Anglo Saxons arrived at the British Isles in the 5th century and became the dominant power in England fairly quickly. They ruled over most of Britain for the next 6 centuries until they were ousted from power by the Normans in the 11th century. The military culture of the Anglo Saxons evolved from their Germanic origins and accepted influenced from the Celtic Britons.
A unique aspect of Anglo-Saxon warfare was that they used no cavalry in combat and fought on foot, even as late as the 11th century. In such situations, shields were the most vital part of Anglo Saxon armour and played a central role in battlefield combat.
Most Anglo Saxon shields were made from different types of wood, a material that was abundantly available in Britain. Ash, oak, maple, alder, willow and poplar wood were among the most commonly used types of wood in shield construction.
The basic design of an Anglo Saxon shield comprised of multiple wooden planks packed in a circular shape and held together using some adhesive material. In some cases, the wooden structure was then covered with an extra layer of leather to reinforce the shield and make it stronger. Richer Anglo-Saxons of the noble class would occasionally cover the wooden shield structure with a metal like bronze, making it a lot stronger.
In the absence of cavalry units, Anglo Saxon armies typically comprised of infantry-only troops. In the combat that ensued at battles involving these armies, Anglo Saxon shields played a central role. At the very beginning of the battle, both sides would draw themselves up into a defensive formation known shield wall.

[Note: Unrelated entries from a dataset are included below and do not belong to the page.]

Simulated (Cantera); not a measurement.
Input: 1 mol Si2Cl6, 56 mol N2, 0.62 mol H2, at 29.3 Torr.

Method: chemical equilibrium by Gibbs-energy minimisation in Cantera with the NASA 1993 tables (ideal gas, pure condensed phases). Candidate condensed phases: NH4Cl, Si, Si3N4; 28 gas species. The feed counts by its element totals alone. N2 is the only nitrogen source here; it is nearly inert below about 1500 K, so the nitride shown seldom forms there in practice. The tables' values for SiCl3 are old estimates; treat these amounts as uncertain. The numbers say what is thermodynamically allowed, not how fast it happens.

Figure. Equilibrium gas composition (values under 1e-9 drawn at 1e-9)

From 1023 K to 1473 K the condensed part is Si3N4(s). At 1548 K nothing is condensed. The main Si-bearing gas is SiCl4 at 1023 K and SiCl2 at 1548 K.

As the name suggests, the shield wall comprised of Anglo Saxon warriors standing close to each other and holding their shields aloft in front so that they appeared like a continuous wall. The warriors would then throw their javelins from behind the shield wall and occasionally go beyond the wall for an open attack.
Later in the battle, shield walls on both sides typically inched closer until they crashed into each other and then it was a push-and-break contest between the two sides with spears used at close quarters.
Shields of many different sizes were used by the Anglo-Saxon although the shape of most of them was consistently circular. The shields ranged in diameter from 1 foot to 3 feet. It is probable that the smaller shields were used in skirmishes while larger shields were more effective during shield wall formations.
The thickness of the shields also ranged widely with most shields ranging in thickness between 5 mm and 13 mm. A notable feature of the design of Anglo-Saxon shields was a well-manufactured boss on the centre of the shield. The most common type of boss used on Anglo-Saxon shields was a carinated boss while a tall cone boss was also frequently used in early Anglo-Saxon shields. A piece of the shield was cut away at the position of the boss and the boss was then attached at the centre using multiple metal rivets.